Wednesday, June 03, 2009

Yeah, I don't understand what the hell Obama is doing either.

I just don't get Obama's Gitmo strategy. | The Smirking Chimp:
"...Everywhere I go I keep hearing people say, "How come Obama is letting X happen or Y happen, how come he's letting his underlings do Z? It seems so unlike him!" It reminds me of the way people view leaders in Russia. Going back centuries, Russian peasants wrote impassioned letters to the Tsar, sure he was completely unaware that his Grand Dukes were all thieves and his okhranka agents were rapists and torturers. Now that Obama's on the scene a lot of Americans are demonstrating a similar public desire to believe in the good king. Obama seems so decent and intelligent, it's hard to imagine that his act is just a big sales job, that he's really just a smooth-talking shill for a bunch of Wall Street bankers and Pentagon generals. So people tend to scramble for the exculpatory explanation: he's being tricked, he's unaware, his hands are tied, and so on.

You can sort of see that, maybe, with the economic policies... But this Gitmo thing is different. It's not like Barack Obama doesn't know what habeas corpus is. The guy was a freaking constitutional law professor (or "senior lecturer," if that controversy over his academic title still rankles you). And yet Obama seems to be determined to preserve the whole concept of preventive detention...

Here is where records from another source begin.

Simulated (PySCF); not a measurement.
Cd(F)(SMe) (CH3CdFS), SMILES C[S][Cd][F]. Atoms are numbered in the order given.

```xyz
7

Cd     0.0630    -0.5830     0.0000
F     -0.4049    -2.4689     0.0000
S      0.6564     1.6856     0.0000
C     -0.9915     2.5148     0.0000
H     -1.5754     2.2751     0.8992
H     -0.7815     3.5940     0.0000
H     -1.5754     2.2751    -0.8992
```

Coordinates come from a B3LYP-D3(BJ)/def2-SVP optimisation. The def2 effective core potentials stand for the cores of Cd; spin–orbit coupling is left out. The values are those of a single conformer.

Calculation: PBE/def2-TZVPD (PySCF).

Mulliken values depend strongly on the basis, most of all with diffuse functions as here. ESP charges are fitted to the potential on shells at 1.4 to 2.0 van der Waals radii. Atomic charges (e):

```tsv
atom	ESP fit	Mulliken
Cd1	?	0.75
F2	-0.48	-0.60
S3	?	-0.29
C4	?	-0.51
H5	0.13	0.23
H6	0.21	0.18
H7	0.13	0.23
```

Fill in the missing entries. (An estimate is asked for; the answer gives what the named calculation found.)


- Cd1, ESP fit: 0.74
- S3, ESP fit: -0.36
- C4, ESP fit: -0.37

...it's important to remember that what's going on at Gitmo has to be construed as a specific, public endorsement of preventive detention. For we all know that there has always been preventive detention of one sort or another in this country, ever since America became a world power: suspected spies whisked off in the middle of the night, political dissidents in foreign countries busted on trumped-up charges and quietly flown to someplace like Syria or the Phillipines for the car-battery-to-the-balls treatment. Hell, even here on American territory, we have a legal framework through FISA to quietly do all sorts of things to suspected miscreants. Where there is a will, and a loathed enough suspect, there has always been a way in America, no matter what the actual law is or has been.

At the same time we've tried never to allow ourselves to openly legalize these practices. When we have, like during the era of the Palmer raids for instance, it's always been a black time our history. Keeping preventive detention and extrajudicial punishment illegal puts a brake on their use: it forces the government that would use these tactics to enter a legal gray area, to risk scandal and exposure, and to take all the responsibility for crossing the line. When a thing is illegal and has to be hidden from the general public, one assumes that governments will try to exhaust every conceivable alternative before resorting to its use, or better yet will avoid using it at all. But making it legal not only transforms preventive detention into a part of all of us, a conscious expression of who we are, it suddenly makes it an easy option for governments to choose.

...I guess what I'm trying to say is that I don't get what Obama is doing here. He could have closed Gitmo, created some sort of tribunal system for the current inmates, and then stood up on a pedestal and announced that the United States is no longer a country that detains people without due process. And as soon as he finished that speech he could have gone on doing what presidents have done for decades before Bush, finding the soft spots in international criminal/military law to basically arrest and detain anyone whom they considered a genuinely dangerous suspect. But what he's done instead of that, seemingly, is specifically endorse preventive detention. He apparently is anxious for people to know that that is in fact what he stands for..."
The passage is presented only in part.